I've been having issues with my cruise control switch being difficult to operate and I decided to remove the assy from the steering wheel and see what's in there.

Step 1) Remove the two Phillip's head screws that hold the switch to the steering wheel and carefully disconnect the electrical connector. I reinstalled the screws to the housing so I wouldn't lose them.



Note the three T8 screws that hold the outer housing to the main unit. Remove the three screws and set them aside. There are two tabs that hold the housing to the unit. Rather than lift the outer part of the housing (and possibly breaking the tab holders) turn the unit so the buttons/lettering face upward and the bottom should fall outward/down. It is very easy to separate. Just take your time.



Very gently remove the levers from the face. They use a pivot hinge with the hinge part cast into the piece. Use a very thin flat-tip screwdriver and gingerly remove them.



Be *VERY CAREFUL* of the little blue ***** that are on the back of the levers!!! One fell off onto my garage floor and I thought it was lost in the bowels of dirt and grease. Found it after a few moments of panic, swearing, and looking.



I have some dental picks I bought at Harbor Freight that come in handy. Note that behind the buttons is a metal plate. Again, this plate locks in place on either side, so I slipped the dental pick in nudged them off. It's impossible to see from my pictures, but behind each plate is a broken copper contact. The ball pushes the plate, which is convex in form. When the plate comes down, it causes the copper contacts to touch, which in turn either activate or deactivate the circuit.

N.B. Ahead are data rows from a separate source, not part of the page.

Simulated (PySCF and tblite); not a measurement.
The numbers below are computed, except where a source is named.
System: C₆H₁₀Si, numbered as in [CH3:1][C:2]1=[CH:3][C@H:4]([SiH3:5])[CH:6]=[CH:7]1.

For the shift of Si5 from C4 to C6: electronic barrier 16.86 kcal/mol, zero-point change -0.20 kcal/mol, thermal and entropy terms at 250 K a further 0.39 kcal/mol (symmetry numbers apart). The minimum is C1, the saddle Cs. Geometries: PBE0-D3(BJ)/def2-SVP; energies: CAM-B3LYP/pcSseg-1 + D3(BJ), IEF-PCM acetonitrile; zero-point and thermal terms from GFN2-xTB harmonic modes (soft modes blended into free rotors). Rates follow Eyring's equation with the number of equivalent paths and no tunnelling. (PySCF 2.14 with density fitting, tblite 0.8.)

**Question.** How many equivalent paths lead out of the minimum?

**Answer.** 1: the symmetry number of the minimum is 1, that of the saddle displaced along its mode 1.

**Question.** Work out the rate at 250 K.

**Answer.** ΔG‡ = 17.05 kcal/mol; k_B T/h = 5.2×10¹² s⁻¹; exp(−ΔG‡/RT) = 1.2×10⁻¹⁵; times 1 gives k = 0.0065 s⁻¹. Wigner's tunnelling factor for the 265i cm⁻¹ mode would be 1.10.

Each plate was dirty on the backside. I used a metal polish and a Q-tip to clean the back and the front of each plate. I followed that up with denatured alcohol. In this picture, I have the plate on the far left cleaned, while the dirt is noticeable on the other two plates.


The flash didn't work too well with this last picture, but you get the idea. Each of the copper contacts was dark in appearance, so I worked some polish on each one with a Q-tip followed by some alcohol to clean everything up. I then used the dental pick to bend each copper contact outwards. I figured 10 years of usage bending downward is what was causing the difficulty in actuating each switch (especially the On/Off switch).



This is also a good time to run an alcohol soaked Q-tip over all surfaces to get every little bit of dirt removed from the housing and the main unit. Reinstall each of the plates, followed by the buttons and snap the assy into the housing. It is easier to put the two halves together by reassembling the same way they came apart. Point the buttons/lettering upward and gently put the unit into the housing by inserting the tabs first at an angle and then pivoting it together. This also prevents the hinged levers from jamming into the outer button casings.

If the screws that hold the unit to the steering wheel were installed so they would not be lost, remove them, plug the electrical connector to the cruise control unit, and then install/tighten the screws. If you took the time to bend each copper contact upward a bit the results will be noticeable the first time the cruise control is activated.